Nikolinka Nenova & Ronan Reilly: Supporting Discourse Structure by Applying Discourse Particles Taxonomy
In the last decade, the challenges in spoken language systems have been tackled with variable success. Significant progress has been made on sound recognition and semantic interpretation techniques. Other issues - segmentation of discourse units and their interrelations in the overall discourse structure, still remain challenges to researchers. The impediments to processing these are due to speech inherent phenomena: dysfluencies (interjections, false starts, pause fillers); attention shift, and the grounding between the participants (Glass, 1999). We believe that a uniform Discourse Particle (DP) taxonomy supports resolving these and even is, in some instances, a key solution to them.

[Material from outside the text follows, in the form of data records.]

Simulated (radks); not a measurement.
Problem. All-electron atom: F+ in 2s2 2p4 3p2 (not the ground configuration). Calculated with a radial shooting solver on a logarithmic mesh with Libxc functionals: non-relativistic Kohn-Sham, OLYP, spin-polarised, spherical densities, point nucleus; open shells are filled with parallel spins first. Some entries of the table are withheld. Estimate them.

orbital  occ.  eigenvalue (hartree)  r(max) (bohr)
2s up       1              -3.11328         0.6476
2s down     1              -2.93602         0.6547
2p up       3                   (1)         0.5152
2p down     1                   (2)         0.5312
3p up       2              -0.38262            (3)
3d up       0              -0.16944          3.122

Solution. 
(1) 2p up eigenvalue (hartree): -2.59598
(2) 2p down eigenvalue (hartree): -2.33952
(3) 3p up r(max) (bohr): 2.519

In this presentation we describe a DP taxonomy based on previous work on dysfluent speech (Meteer, 1995) and DPs (Fisher, 1997, 1998). Basing the taxonomy on Reichman’s dialogue grammar and Marcu’s (1997) discourse relations we demonstrate the effectiveness of DPs in the context of discourse analyses. The presented results deal with the application of the DP taxonomy to 10 of the TRAINS project (Allen et al., 1993) dialogues performed by five annotators who work outside the current project.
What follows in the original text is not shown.